The traditional Gounder belt is the area now known as Kongu Nadu. This areas comprises the lower nine districts of the lower Kaveri catchment basin, forming the western part of Tamilnadu: Coimbatore, Ooty, Erode, Karur, Salem, Namakkal, Dharmapuri, Krishnagiri (all taluks of these districts), Dindigul (the taluks of Palani tk., Oddanchatram tk., Dindugul tk., Vedasandur and Kodaikkanal tk northward slopes only), Tiruchirapalli (Tottiyam tk. , Pachamalai and Turaiyur region of the Turaiyur tk. and Musiri panchayat union only), Villupuram (Kalrayan hills only), Perambalur (Pachamalai hills only) and Vellore (Tirupattur tk. only).
By the population statistics, again estimates, These specified regions have a Gounder population somewhere around 50 and 80% of the total regional population.
A secondary population of anywhere between 1 and 5% can be found in the districts of Theni, Madurai, Thanjavur (all in Tamilnadu), Palakkad, Malappuram, Idukki (all in Kerala), Kollegal, Mysore, Chamrajnagar, Kolar, Mandya, and Bangalore (all five in Karnataka).
ORIGIN OF KONGU AND KONGUNADU
Lessons from the Mahabharatam
The region of Kongunadu originally belongs to the Kurinji (tropical evergreen mountainous) and Mullai types (tropical deciduous plateau) which were originally densely to medium sparsely forested. The Gounders have in living memory, the very different days from now, when people moved around far and wide but within the forested Kaveri catchment valley with their cow herds. These people did not settle down at a single major point in history. There are such cowherds even to be found today in the remote forests of the Sathiyamangalam ghats for example. The herds were vast and mostly belonged to the Bargur cattle type. This is reflected in the Mahabharata references in the Kongunadu where Bhisma and the Kauravas came for a cattle raid which is in the pattern called Vetchi (Tam:வெட்சி) in Sangam literature, where cattle, the primary wealth of the people is taken as stake to initiate a war. Kongumandalasatakam says that the cattle raid was successfully repelled by Arjuna (Bruhannala) with Uttarakumaran, the son of the King Viratarayan of Ladapuram (modern Dharapuram) at a skirmish at the banks of the Kanchi (Noyil) (dates: 3100 B.C, Mahabharata). This place was named Tiruppur or the place where the cattle were rerouted back to Ladapuram. These shifting farmer-cattleherd villages were called pattis after the cow pens. The main food products were cow milk and dry crops like Aariyam (Varaku or Ragi), Kambu, Cholam and Tinai. They also exchanged these produce for rice from marginal settled farmers. Many clan or kootam names remind of such great cowherds and marginal landlords.

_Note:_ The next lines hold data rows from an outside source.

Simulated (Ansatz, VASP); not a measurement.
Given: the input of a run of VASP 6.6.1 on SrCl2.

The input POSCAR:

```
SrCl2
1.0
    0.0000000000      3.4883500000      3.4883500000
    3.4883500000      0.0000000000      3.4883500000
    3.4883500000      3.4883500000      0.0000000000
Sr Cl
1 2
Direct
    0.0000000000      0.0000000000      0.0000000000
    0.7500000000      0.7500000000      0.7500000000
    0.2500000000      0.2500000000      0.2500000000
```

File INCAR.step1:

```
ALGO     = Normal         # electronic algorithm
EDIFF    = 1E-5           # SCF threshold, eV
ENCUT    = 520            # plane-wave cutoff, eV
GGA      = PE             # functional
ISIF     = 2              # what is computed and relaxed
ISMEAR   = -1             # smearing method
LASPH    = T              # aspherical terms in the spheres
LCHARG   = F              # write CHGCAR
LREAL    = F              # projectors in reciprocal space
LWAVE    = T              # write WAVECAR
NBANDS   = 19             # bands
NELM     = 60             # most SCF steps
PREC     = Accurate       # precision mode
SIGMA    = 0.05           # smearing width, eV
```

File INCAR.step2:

The first fixed settlements in Kongu history were at the Amaravati -Noyil valley because of the perennial supply of water from the Palani Koadaikkanal and Vellingiri ranges. The cowherd rearing shifting farmers achieved a sustained state and organised themselves as Vellalars or landlords. They later, for deforesting the land brought in the Vettuvar tribes, descendents of Kannappa Nayanar from the Kalahasti region. These Vettuvar hamlets were called Vadugapattis, literally northener's cowpens. The Vettuvars also being successful, at one stage became numerically equal to the Vellalars. They also started questioning the authority of Vellalars. This is the point when we see the Vettuva-Vellala war symbolised by the Chinnanan- Periyannan story. The Vettuvars, eventhough being later settlers take advantage of their increased numbers and challenge the Vellalars through committing excesses on Vellala territory and harassing Vellala women. Here is where God or eternal order intervenes. Sivan, in order to support the order, steps in himself brings up the brothers who are killed at birth by their uncle. The first settler of any land has the rights of ruling and defending it, though the ownership might change hands. This is the Indian concept of the native's right. The native Vellalas, who were such an agrarian-warrior tribe or the Vellala-Kshatriya tribe, defeat the Vettuvars and place them under their subjection. Decrease in forests and increase in farming also leads to their decrease in numbers and increase of Vellala natives.
Valipulla Goundan story also reflects Vellalar - Vettuvar friction but with a different lesson for us. Here when the Vettuva barber asserts his rights to serve the Goundan eventhough he insults him by leaving him half shaved (a great insult in those days) and follows his Vettuva cheiftain, Valipulla refuses his service but the barber insists (here we come to know the right of the so called lower service castes to demand compulsory service). They agree for a caste panchatyat where all important clan leaders are invited as witnesses. The Vettuva barber devises a clever method (because he is the affected party here) where the dog of Valipulla would be offered food by him. If the dog eats it, Valipulla is to accept his services and if not, could refuse him. Here again God (or the spirit of orderliness) in the form of Vinayakar assists Valipulla's dog which urinates on the food. Valipulla then marries his two sons to the two daughters of Vellala Chettiars (a merchant trader community who dealt in agri produce) to beget Kongu Napitha (Nasuvan) children. Again there is a lesson for us. Why should they marry Chettiar girls to beget Napitha children? and Why can't they just become Napithas? According to the rules of Anulomam (recorded earliest in the Manu Smruti), when a higher Varnam boy marries a girl from a lower Varnam, the children born are the Sudras or the service castes who are promotional to the society. If the opposite happens, then it is called Pratilomam where the children born are Panchamas or untouchables. Here the marriage is between the Kshatriya boys and Vaisya girls, where as Manusmruti says, the children begotten are Napithas or barbers. Thus from the demographics of Kongunadu, we come to know that the Anulomam and Pratilomam (intercaste) marriages were near zero and happened only according to calculated marriages to fulfil necessity.
The various people who had settled at different places for agriculture still went to their Patti cowherd gods where they had originated which later were called the Kanikkoils. No other caste in India has such precise Kuladeivams or such kootam (Gotram) system which is to remind us of our greatness and thus culture good qualities befitting to the kootam.